Martin Vander Weyer Martin Vander Weyer

Who’s new in 2007 — and how are things in Sakhalin, Comrade Lobachov?

Who’s new in 2007 — and how are things in Sakhalin, Comrade Lobachov?

issue 20 January 2007

An entry in the new edition of Who’s Who isn’t quite like a knighthood — you can’t buy one, for a start — but it is nevertheless a distinction. It’s also a useful indicator of trends. Business leaders appearing in the big red book for the first time this year illustrate the march of international corporate life: a big hello to Olli-Pekka Kallasvuo of Nokia, the Finnish mobile-phone giant, and Pierre-Henri Gourgeon of Air France-KLM. But the names that particularly caught my eye are Britons who have expanded the horizons of consumer technology. Much has already been written about Jonathan Ive, the Chingford-born designer at Apple Computer in California who led the team that created the iPod — a work of genius for the elegance of the ‘scroll-wheel’ which drives it, replacing the awkward little buttons on earlier generations of hand-held gadgets. Ive studied industrial design at Newcastle Poly, now Northumbria University — a fact which will prompt many educationists, for the umpteenth time, to lament that polytechnics which taught useful skills were turned into the sort of universities which mostly do not.
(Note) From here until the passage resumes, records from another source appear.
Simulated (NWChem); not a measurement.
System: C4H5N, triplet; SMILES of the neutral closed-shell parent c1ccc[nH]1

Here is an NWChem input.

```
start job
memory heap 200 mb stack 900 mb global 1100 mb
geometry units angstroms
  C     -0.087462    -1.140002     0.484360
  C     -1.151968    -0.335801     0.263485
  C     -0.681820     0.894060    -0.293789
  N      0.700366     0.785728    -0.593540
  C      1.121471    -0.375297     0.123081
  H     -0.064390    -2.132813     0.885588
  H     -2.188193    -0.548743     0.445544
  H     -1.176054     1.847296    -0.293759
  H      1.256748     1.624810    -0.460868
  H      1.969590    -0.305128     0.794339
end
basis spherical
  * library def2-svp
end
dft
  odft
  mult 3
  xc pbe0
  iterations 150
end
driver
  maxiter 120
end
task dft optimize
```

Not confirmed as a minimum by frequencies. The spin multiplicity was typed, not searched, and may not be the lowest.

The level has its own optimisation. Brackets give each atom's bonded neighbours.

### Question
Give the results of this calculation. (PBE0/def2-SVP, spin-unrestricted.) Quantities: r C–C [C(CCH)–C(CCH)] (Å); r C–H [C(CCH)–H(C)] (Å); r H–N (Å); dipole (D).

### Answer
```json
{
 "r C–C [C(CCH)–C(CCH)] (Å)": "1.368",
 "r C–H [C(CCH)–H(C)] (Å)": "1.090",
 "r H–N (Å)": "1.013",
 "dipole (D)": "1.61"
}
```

Much less famous than Ive are a pair of Who’s Who debutants who remind us that innovation is alive on this side of the Atlantic, despite the state of education. The brothers Ben and Jonathan Finn founded, in 1993, a company called Sibelius which creates musical notation software, allowing composers to write music on computers — and to collaborate via the internet on joint compositions. That may sound cacophonous, but from an old toy factory behind Finsbury Park station the Finns have set a global standard in a field which touches all of us just as much as the electronic devices that play the music. A multi-composer fanfare to them: knighthoods next, I hope.

Lenin Street revisited

Restacking a pile of old logs in my shed, I came across something extraordinary: not a dead rat or a murder clue, but the tattered business card of Vladimir V.